Bring three garments if you are unsure: one open-collar shirt, one collared shirt, one structured jacket. Most corporate clients at our studio finish the session having shot all three and chosen in the proof gallery. Switching tops takes ninety seconds and costs nothing inside a $149 starting session; what you cannot recover is a missed look you wish you had captured.
Think about the medium beyond LinkedIn. Press releases, conference programs, board decks, and bylines each have their own aesthetic. A federal agency biography page tends toward formal and centered. A tech startup About page tends toward casual and off-center. If you sit on a nonprofit board and serve as a partner at a law firm, you may need two distinct looks from the same session.
## Sleep, Water, and the Week Before
Sleep is the single most visible variable in a headshot. Two consecutive nights of seven and a half hours flattens the under-eye shadow that no retoucher can fully erase without making the skin look plastic. The week before the shoot, push bedtime back by an hour and eliminate the late drink that breaks the second half of the night.
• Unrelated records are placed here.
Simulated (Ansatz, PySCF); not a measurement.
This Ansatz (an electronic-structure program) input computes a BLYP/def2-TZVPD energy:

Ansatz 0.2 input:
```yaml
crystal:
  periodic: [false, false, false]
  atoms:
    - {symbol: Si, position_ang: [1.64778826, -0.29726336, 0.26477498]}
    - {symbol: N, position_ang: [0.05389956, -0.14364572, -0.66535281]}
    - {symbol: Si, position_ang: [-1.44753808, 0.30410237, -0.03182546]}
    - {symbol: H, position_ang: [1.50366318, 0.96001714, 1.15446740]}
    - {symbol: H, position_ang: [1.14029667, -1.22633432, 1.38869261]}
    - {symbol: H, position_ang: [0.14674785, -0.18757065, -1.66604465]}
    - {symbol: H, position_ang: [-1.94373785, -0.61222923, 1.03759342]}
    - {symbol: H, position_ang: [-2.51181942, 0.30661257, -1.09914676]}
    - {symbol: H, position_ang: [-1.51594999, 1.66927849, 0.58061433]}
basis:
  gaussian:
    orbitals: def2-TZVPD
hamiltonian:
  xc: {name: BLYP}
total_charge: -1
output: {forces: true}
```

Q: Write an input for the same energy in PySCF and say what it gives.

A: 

Drink water on a schedule, not on thirst. Three liters a day for the three days before the shoot plumps the skin and reduces the fine creases around the eyes that read as fatigue. Cut salt the day before; sodium pulls water into the wrong places and softens the jawline. Skip the salty restaurant meal Thursday if you shoot Friday morning.
Sun exposure the week of the shoot is a trap. A fresh tan looks orange under studio strobes, and a sunburn looks like a rash. If you golfed Saturday and shoot Tuesday, the photo will show it. Stay in the shade or wear a hat the week before; the studio lighting will give you a healthy color without UV damage.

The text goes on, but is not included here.